The IRS scandal involving the disparate treatment by the IRS of certain tax exempt organizations (or their applications for tax exempt status) still has life. The government committees responsible for investigating the IRS “targeting scandal,” as it has come to be known, wanted to see Lois Lerner’s emails, and last week the IRS responded that they are unable to recover her emails, apparently due to the fact that her computer crashed in 2011 and the IRS did not make a practice of preserving all emails on their servers.
Experts find it hard to believe that the IRS lost the files innocently and that they cannot be recovered. From a legal standpoint, it is common knowledge that you don’t delete emails anytime there is a potential for litigation; in fact, you do whatever you can to preserve them. From a tech standpoint, it is difficult to believe that the emails could have simply disappeared, even if the IRS was not conscientiously backing up data at the time. The idea that files are never really 100% gone when you delete them has some truth to it.
From a layperson point of view, it appears that we’re witnessing some sort of cover-up. It just doesn’t pass the “smell test.” I feel like my 10-year-old would be able to sit down at Lerner’s computer and at least find something. But if not, in this day and age, computer geeks are a dime a dozen. Why can’t we just hire the world’s smartest forensic geek at the FBI or CIA and be done with this?

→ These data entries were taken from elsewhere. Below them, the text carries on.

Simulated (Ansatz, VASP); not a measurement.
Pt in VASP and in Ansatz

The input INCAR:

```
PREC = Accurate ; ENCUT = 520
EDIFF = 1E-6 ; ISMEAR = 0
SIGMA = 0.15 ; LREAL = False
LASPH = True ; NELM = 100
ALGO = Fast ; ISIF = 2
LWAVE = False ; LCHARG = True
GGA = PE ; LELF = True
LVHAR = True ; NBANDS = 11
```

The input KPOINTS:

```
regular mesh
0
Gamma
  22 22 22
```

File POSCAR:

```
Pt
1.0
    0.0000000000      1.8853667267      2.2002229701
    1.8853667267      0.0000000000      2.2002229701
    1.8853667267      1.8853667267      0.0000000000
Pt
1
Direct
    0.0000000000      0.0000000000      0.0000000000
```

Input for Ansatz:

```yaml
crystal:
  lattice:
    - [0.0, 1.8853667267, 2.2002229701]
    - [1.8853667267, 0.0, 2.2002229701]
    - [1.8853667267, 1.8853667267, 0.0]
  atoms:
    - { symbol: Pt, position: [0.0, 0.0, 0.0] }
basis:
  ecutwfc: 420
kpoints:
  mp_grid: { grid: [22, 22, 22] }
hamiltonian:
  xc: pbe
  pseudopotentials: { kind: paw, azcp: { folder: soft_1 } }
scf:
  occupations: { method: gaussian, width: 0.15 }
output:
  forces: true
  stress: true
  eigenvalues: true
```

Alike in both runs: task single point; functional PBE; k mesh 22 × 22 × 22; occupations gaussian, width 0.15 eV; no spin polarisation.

However, as much as the experts and the general public do not believe the emails were lost inadvertently, I have to admit that the facts as we know them do not sound too far fetched to me. From the viewpoint of a tax attorney who deals with the IRS every day, it seems plausible that the IRS really would not save or properly back-up the emails. There’s no way the IRS could possibly save everything. And as for Lerner’s computer crashing, well that kind of thing happens constantly at IRS service centers all around the country. Sometimes when I’m talking with an IRS representative on the phone, I try to imagine the computer their working on and, in my mind, it usually has a 3.5″ floppy disc drive and a behemoth monitor that is twice as deep as it is wide.